Monday, November 30, 2009

my horrible housie.

I soon realized that I get really fucked-up with my housemate. She's a good friend, hands-down. But I can't really seems to get along with her and her countless wrong statements, fraud, lies, crappy bullshits and the list goes.
She once told me that Quantum of Solace has no Bond girls. She even added she reads it somewhere on internet.
No Bond girls?
I didn't watch any Bond movies, though I know Sean Connery was one of the most famous Bond alive :)
But come on now, no Bond girls? Are you kidding me?
Bond would not be Bond without girls!
And she's so illiterate to know such things to even be making such comments.

This is just one of the example of the crappy things she said and stands for.
And to live with this person everyday is totally sickening.
To listen what she have to say is annoying.

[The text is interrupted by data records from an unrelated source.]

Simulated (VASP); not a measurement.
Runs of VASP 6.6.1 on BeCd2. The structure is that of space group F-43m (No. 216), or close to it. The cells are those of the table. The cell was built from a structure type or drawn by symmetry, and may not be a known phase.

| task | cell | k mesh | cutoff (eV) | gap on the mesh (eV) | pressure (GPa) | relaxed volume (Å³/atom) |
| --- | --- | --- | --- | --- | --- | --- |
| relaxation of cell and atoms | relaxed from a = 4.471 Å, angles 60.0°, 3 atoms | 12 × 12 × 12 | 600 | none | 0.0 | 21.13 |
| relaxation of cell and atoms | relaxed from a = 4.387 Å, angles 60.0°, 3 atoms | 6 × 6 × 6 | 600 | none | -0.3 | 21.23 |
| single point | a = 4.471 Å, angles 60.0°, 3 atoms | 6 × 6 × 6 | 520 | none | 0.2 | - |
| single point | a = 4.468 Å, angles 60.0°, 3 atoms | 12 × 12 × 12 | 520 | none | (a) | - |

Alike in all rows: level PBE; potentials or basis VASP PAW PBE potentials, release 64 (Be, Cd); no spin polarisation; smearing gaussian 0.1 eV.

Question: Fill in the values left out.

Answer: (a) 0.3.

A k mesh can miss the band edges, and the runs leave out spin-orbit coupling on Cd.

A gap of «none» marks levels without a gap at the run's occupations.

*She claimed that she's so skinny weighing 43kg when she actually stood 5ft tall. If she's so skinny I wonder why can't she fit to size 2 jeans?*

Last night she told me she reads somewhere *crappy.com maybe* that Eva Longoria is turned 41 on 2009.
Seriously?
I have my doubt.
She doesn't look 40 by all means.
So I googled up, and ta-da, she's 34.
Though I am done trusting her, there's still a slight feeling of annoyance lingering on the air surrounding me.
Is she just plain dumb, or she just have head filled with crappy thoughts?
I should feel sorry for her, you know.
I should let this go more.
I should be more cool dealing with people who keep making wrong statements, or wanting things that were different with what I want.
But as much as I tried, I really can't let go certain things.


Maybe I need to sign myself up to an Anger Management class somewhere.